Universal Music Lines Up Buyers for Its Overseas Assets as Merger Scrutiny Continues

Universal Music Group has identified buyers for more than $650 million in assets, but will it be enough to mollify regulators investigating its EMI purchase?

Universal Music Group has identified nearly a dozen potential buyers for overseas assets it will sell to mollify European regulators poring over of its $1.9 billion purchase of EMI's recorded music division, TheWrap has learned.

Universal Music, owned by Vivendi SA, is looking to unload more than $650 million in overseas assets in the coming weeks. According to an individual with knowledge of the situation, those assets are music publishing catalogs deemed “non-essential" and some of its real estate holdings.

Universal is “in the process of identifying those non-essential music catalogs on a global basis that would be attractive for bidders,” the individual told TheWrap. Chances are they’ll “start reaching out to folks over the next couple of weeks.”

A Universal spokesman declined to comment on the asset sale.

The EMI deal is still subject to approval by European regulators. The European Commission announced on Friday that its investigation of the deal had entered its second phase, which was expected.

The commission is investigating whether the deal would have a negative impact on the music industry, reducing competition and giving Universal too much power.

Also read: Universal's $1.9B EMI Deal: In a Digital World, Market Share Counts For Less

“The proposed acquisition could reduce competition in the recorded-music market to the detriment of European consumers,” Joaquín Almunia, the commission’s vice president in charge of competition policy said in a statement on Friday. “The Commission needs to make sure that consumers continue to have access to a wide variety of music in different physical and digital formats at competitive conditions.”

Robert Levine, former editor of Billboard and author of "Free Ride," questioned whether the commission would be satisfied with sales on the publishing side.

"If you are trying to convince regulators that your recorded music dominance won't be a problem for the industry, are they going to be satisfied with selling off publishing? It's hard to see it," Levine told TheWrap.

Then again, "The fact that they are not trying to negotiate[ …] Vivendi knows what it's doing," Levine said. "They are pretty confident they can jettison enough to make it work."

Also read: Edgar Bronfman Vows to Fight Universal-EMI Merger 'Tooth and Nail'

Universal, which represents artists like Lady Gaga and Taylor Swift, would control almost 40 percent of the market if the deal went through. Adding EMI would bring on the likes of Katy Perry and Coldplay.
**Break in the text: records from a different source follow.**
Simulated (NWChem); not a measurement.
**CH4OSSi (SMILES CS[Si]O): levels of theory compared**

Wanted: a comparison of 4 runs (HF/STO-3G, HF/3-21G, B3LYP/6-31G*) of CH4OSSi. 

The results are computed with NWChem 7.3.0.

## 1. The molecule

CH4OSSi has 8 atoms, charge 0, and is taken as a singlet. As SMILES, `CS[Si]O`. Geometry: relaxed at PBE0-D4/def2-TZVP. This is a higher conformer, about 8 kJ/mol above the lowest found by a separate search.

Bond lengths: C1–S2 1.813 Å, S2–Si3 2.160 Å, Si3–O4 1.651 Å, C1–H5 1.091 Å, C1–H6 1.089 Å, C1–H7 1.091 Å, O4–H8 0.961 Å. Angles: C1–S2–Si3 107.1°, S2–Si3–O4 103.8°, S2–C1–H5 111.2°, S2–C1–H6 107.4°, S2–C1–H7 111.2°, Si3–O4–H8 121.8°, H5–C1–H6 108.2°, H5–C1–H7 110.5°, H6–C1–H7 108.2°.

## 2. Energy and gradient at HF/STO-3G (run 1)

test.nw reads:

Edgar Bronfman Jr., the former chairman and CEO of Warner Music Group, is among those against the merger, in January vowing that he would fight it “tooth and nail.”

Bronfman, who sold the Warner Music Group to Russian-born billionaire Len Blavatnik in 2011, said the merger was “dangerous, problematic and has to be stopped.”

Universal, which promised to sell assets from the start, has been busy lining up potential buyers for assets it plans to unload. It has talked with overseas companies that might be able to profit more from certain music catalogs: A catalog of obscure European music might not have much of an impact on Universal’s bottom line, for example, but could be desirable to a smaller company with a stronger tie to that type of music.

As for the real estate, the individual said that it involved properties Universal has owned for some time that is has been leasing or left unused.

The company refutes arguments that the merger would consolidate too much power in one company. Indeed, many industry experts have pointed out that pure market share is not what it once was given iTunes, piracy and other changes in the industry.

“Phase II was always expected; we recognize that the Commission needs time to fully review this transaction," Universal said in a statement. "We will continue to co-operate fully with them and look forward to a successful resolution of the process.”

Impala, a consortium of independent European labels against the deal, on Friday said that it expects the opposite outcome.  It said that it “expects the second phase of the investigation to confirm the commission's initial conclusion that the merger would seriously impede competition in the music sector.”

The commission’s phase one findings on the second major EMI deal — Sony’s purchase of its publishing division — is set for April 2.